Here are some most used commands for Hadoop troubleshooting.

HDFS cluster report

$ hdfs dfsadmin -report
Configured Capacity: 138556755984384 (126.02 TB)
Present Capacity: 138508930407027 (125.97 TB)
DFS Remaining: 138032209448981 (125.54 TB)
DFS Used: 476720958046 (443.98 GB)
DFS Used%: 0.34%
Under replicated blocks: 0
Blocks with corrupt replicas: 0
Missing blocks: 0
Missing blocks (with replication factor 1): 0

-------------------------------------------------

Trigger block report on DataNodes

If you find/think a datanode is not stable and you need to update, or you think there is a potential unknown bug in name-node (NN) replica accounting and you need to work around. As a cluster admin, if you suspect such an issue, you might be tempted to restart a DN, or all of the DNs in a cluster, in order to trigger full block reports. It'd be much lighter weight if instead you could just manually trigger a full BR instead of having to restart the DN and therefore need to scan all the DN data dirs, etc.

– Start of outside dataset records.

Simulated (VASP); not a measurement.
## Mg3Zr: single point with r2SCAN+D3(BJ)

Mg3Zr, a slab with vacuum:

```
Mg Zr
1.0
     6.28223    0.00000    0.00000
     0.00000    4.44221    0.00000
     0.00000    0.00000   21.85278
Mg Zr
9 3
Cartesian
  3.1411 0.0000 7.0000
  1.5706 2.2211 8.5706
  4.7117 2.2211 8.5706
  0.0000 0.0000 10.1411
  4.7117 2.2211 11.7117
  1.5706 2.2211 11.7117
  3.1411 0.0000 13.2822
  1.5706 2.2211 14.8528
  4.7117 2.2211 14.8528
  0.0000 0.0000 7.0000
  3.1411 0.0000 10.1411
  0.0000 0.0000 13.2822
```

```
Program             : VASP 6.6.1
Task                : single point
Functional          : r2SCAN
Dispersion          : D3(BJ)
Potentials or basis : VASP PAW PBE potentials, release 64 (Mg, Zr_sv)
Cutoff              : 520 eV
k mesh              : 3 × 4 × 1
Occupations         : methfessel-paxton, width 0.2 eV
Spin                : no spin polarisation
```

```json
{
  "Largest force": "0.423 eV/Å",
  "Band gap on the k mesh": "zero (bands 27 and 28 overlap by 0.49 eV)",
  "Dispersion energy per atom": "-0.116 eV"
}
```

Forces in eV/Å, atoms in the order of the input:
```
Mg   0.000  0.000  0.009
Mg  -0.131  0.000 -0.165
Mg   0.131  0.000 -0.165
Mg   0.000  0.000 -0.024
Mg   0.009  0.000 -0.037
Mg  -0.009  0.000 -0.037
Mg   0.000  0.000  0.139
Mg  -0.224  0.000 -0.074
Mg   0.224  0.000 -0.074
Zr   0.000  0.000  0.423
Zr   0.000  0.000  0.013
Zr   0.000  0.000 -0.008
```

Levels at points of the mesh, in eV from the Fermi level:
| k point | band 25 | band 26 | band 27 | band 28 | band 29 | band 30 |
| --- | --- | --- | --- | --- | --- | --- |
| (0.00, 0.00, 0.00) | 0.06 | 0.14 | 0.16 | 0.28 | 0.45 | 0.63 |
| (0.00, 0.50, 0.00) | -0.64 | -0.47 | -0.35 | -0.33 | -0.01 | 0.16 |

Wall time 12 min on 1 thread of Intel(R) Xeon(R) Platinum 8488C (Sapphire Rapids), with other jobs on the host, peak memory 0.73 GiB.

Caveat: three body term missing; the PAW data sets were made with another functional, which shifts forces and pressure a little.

$ hdfs dfsadmin -triggerBlockReport [-incremental] <datanode_host:ipc_port>

This command is to help you. If "-incremental" is specified, it will be incremental block report (IBR). Otherwise, it will be a full block report.

For example:

$ hdfs dfsadmin -triggerBlockReport 192.168.0.2:50020
Triggering a full block report on 192.168.0.2:50020.

Verify block metadata

Say you have a replica, and you don't know whether it's corrupt.

$ hdfs debug verify -meta <metadata-file> [-block <block-file>]

This command is to verify a block's metadata. Argument "-meta <metadata-file>" is the absolute path for the metadata file on the local file system of the data node. Argument "-block <block-file>" is an optional parameter to specify the absolute path for the block file on the local file system of the data node.

Recover the lease for the file

When you do "hdfs dfs -cat file1" from the command line, you get the exception saying that it "Cannot obtain block length for LocatedBlock". Usually this means the file is still in being-written state, i.e., it has not been closed yet, and the reader cannot successfully identify its current length by communicating with corresponding DataNodes.

Suppose you're pretty sure the writer client is dead, killed, or lost connection to the servers. You're wondering what else you can do other than waiting.

    hdfs debug recoverLease -path <path-of-the-file> [-retries <retry-times>]

This command will ask the NameNode to try to recover the lease for the file, and based on the NameNode log you may track to detailed DataNodes to understand the states of the replicas. The command may successfully close the file if there are still healthy replicas. Otherwise we can get more internal details about the file/block state. Please refer to https://community.hortonworks.com/questions/37412/cannot-obtain-block-length-for-locatedblock.html for discussion, especially answer made by @Jing Zhao.

This is a lightweight operation so the server should not crash if you run it. This is an idempotent operation so the server should not crash if you run the this command multiple times against the same path.

Dump NameNode's metadata

You want to dump NameNode primary data structures.

$ hdfs dfsadmin -metasave <filename>
Created metasave file filename in the log directory of namenode hdfs://<namenode>:9000

This command is to save NameNode's meta data to filename in the directory specified by hadoop.log.dir property. The saved metadata will contain one line for each of the following:

    Datanodes heart beating with Namenode
    Blocks waiting to be replicated
    Blocks currently being replicated
    Blocks waiting to be deleted

Get specific Hadoop config

You want to know one specific config. The one actually effect in the cluster. Then you find something special like in the configuration files. For example:

Find the xml configuration files in your cluster.
Also, use hdfs getconf command to get some properties that actually effect in your cluster.

    hdfs getconf -confKey <key>

This command is to show you the actual, final results of any configuration properties as they are actually used by Hadoop. Interestingly, it is capable of checking configuration properties for YARN and MapReduce, not only HDFS.